The trial of Saddam Hussein was mired in controversy from start to finish. Opponents of the Iraq invasion attacked it from the outset, and many international law experts questioned whether a domestic tribunal, such as that created to try Hussein and other members of his regime, was an appropriate means to prosecute a head of state for his alleged crimes against humanity. Many would have preferred a truly international tribunal, such as the International Criminal Court or a tribunal like that which had been used for the trial of Slobodan Milosevic. Others raised concerns about the tribunal's occasionally chaotic proceedings and its authorization of the death penalty, in accordance with Iraqi law. Such criticisms notwithstanding, it is likely the tribunal will be recognized as a landmark in international criminal law, and not simply because it successfully tried and convicted Hussein for some of the atrocities committed by his regime.
The story of the Hussein trial, from the creation of the tribunal through Hussein's conviction and execution, is told in Enemy of the State: The Trial and Execution of Saddam Hussein by Vanderbilt law school's Michael Newton and my colleague Michael Scharf. Both participated in the development of the tribunal. As a consequence, the book offers a detailed, inside account of the court's creation and its proceedings, including gavel-to-gavel coverage of the trial itself and legal analysis of its decision. The book offers many insights and revelations omitted by contemporary media accounts, and places the tribunal in its broader international law context.
While some disparaged the decision to try Hussein before a domestic tribunal, as opposed to an international tribunal or the International Criminal Court, the book convinced me that such criticisms were misguided. Conducting the trial in an Iraqi court, and relying upon Iraqi law, helped legitimize the trial within Iraq and could serve to reinforce rule-of-law values in the country going forward. There is an inevitable hint of "victor's justice" in any trial of a former head of state, but relying upon a domestic court reduced the taint. The ICC was also not an option because the crimes for which Hussein was tried occurred before the ICC's creation in 2002, depriving that court of jurisdiction, and the tribunal took account of international law principles in its work.

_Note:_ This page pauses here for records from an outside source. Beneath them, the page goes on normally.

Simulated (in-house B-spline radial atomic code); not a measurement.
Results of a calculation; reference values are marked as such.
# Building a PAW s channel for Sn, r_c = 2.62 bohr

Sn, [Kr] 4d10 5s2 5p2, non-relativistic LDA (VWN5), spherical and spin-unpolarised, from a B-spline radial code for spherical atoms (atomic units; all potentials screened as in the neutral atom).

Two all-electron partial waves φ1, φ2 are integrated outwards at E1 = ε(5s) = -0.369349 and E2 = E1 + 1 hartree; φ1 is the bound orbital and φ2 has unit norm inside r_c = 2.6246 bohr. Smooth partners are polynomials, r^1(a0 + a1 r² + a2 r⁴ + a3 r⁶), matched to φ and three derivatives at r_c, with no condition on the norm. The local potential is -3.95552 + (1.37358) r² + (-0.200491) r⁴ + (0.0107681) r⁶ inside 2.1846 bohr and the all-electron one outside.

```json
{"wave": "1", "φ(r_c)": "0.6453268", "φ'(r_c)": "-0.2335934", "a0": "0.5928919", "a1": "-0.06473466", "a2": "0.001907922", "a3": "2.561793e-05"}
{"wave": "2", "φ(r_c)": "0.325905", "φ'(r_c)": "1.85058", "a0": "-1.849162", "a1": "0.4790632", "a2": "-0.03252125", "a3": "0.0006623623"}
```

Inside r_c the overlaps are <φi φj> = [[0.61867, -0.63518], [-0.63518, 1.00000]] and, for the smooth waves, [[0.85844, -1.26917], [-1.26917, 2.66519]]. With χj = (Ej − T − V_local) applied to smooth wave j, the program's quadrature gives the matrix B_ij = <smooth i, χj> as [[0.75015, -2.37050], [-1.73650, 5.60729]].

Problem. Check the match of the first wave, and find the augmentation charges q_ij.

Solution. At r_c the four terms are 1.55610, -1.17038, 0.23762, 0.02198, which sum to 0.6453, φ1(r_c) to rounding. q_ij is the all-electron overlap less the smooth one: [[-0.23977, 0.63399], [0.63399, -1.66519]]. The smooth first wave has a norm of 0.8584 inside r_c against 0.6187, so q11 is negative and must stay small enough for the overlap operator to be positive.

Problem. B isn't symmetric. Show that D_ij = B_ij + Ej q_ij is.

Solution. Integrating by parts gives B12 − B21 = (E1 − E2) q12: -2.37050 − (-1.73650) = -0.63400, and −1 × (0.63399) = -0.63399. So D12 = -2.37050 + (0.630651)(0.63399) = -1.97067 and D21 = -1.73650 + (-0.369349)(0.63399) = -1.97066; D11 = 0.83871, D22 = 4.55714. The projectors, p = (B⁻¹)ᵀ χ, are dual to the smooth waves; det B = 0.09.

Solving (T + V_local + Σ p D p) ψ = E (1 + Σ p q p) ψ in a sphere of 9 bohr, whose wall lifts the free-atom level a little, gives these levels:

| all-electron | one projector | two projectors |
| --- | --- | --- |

The trial itself was hardly perfect — at times it was quite chaotic, largely due to the defense team's efforts to disrupt the proceedings — but I think it will become a landmark in international criminal law. I suspect it will influence future war crimes tribunals as well. In particular, the tribunal may encourage greater reliance upon domestic war crimes tribunals in lieu of international courts. At present, Michael Scharf is working with the government of Uganda to create a war crimes tribunal for the trial of Joseph Kony and other leaders of the LRA for their atrocities. Because the ICC was explicitly created as a court of law resort, it only makes sense for countries like Uganda to try and conduct domestic trials first. The Iraqi tribunal provides a model for how that can be done, as well as some lessons for what mistakes to avoid. As such, the precedents set by the tribunal are likely to be among the more important legal legacies of the Iraq war.